The Lexer | TempleOS 5-Minute Random Code Walk-Thru #13 (2014)

Oct 12, 2020 15:13 · 778 words · 4 minute read another parentheses lex advances uh

Okay this is TempleOS five minute random code walk-through episode 13 and I’m your host Terry Davis. So let’s see where God takes us today. Alt+b. And it looks like we are in the compiler’s lexical analyzer under ifndef so um the uh the compiler um has a routine called Lex which is the Lex is almost the front of the pipe You can imagine uh You can imagine a pipeline going from uh –the pipeline through the compiler starts with LexGetChar then it goes into Lex, then it goes into uh well let’s say parsing. Then it goes into the optimizing, optimizing one, two, three, four. Then uh that’s that’s the pipeline okay so Lex is uh let’s take a look when we uh When we compile a statement. Let’s go to uh an if an if statement. Lex um returns tokens um so uh this is checking if the this is after it got an if is checking for uh um parenthesis in an if statement then Lex advances it past the parentheses, then it parses an expression, checks for another parentheses Lex advances it pass passed parentheses.

02:08 - So Lex can also you can also check the value you can also use a return value of likes Lex um So LexGetChar feeds into Lex. So what Lex does is uh So Lex returns EOF if it gets a zero, otherwise if it gets uh if it gets a-z, A-Z or underscore, or the upper 250 upper 128 characters those are legal it’s not just signed characters my operate- my compiler uses both uh it uses unsigned characters anyway so it can, um, my operating system can use the full range of 8-bit characters my compiler anyway so if um if you get an identifier it returns an identifier, if you get if you get a 0-9 as the first character of a token then it um it calculates or -it it advances um it reads in the um the other digits for uh for an integer and it returns an integer. What we were looking at was the uh ifndef. So we got a pound character up here we got a pound character…where is it… so if the the main switch statement got a pound character and then we um we checked for a toke- we got a token we got a key word keyword include these are the pre -normally these are the pre-compiler pass, but in mine they’re they’re merged into the Lex i don’t have a pre-compiler so um all the pre-compiler keywords are uh So ifndef is a pre-compiler keyword and uh if it enters a a state machine um these uh there’s a state machine for uh okay I guess it’s- okay so uh ifndef in the middle of a define we have to -what do we do. I don’t know.

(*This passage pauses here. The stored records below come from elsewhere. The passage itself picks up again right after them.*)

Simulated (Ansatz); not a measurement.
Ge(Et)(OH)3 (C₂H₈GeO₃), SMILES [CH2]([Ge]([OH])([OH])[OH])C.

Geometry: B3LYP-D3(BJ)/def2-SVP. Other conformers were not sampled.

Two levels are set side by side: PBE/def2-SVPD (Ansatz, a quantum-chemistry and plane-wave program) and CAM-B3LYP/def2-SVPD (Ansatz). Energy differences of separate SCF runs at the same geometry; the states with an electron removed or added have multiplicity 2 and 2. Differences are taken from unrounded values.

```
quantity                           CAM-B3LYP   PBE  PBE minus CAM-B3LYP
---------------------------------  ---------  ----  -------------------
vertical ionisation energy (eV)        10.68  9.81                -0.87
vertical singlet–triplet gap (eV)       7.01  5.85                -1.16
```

anyway uh so if we got an if and def then um we stay in a loop 05:19 - uh this is advancing… um oh okay okay okay now I understand. So if we got an ifndef we uh we um read a token -we -this is recursive it calls itself if the token is not an identifier we we bail out. If it is an identifier and uh it’s in the table -it checks to see if the identifier is in the hash table and if the if it is not in the hash table we uh -ifndef- then um then we continue parsing normally like this goes into this continues the lex loop this so it stays in this function in a loop and, uh, however if it’s if it is defined then ifndef’s false. So if it is defined we stay in a loop um parsing characters until we hit another pound, and if it’s a -you can have nestled uh nestled uh ifs uh pound-ifs so it has this j is the uh depth that it’s nestled for um -so we we scan -we read those characters and finally when we… when we get a pound we… okay when we get a pound we lex the the token to get the pound keyword and if um if it’s an else or we’re back to one -if it’s an else and we’re back to one then we break, and when we break uh we uh -this will continue in in the loop.

So what we did we just scanned in all the uh 07:38 - all the characters that um until we um finished the ifndefn and it um it handles uh reading ifs in depth it handles nestled ifs or nestle pound-ifs okay. .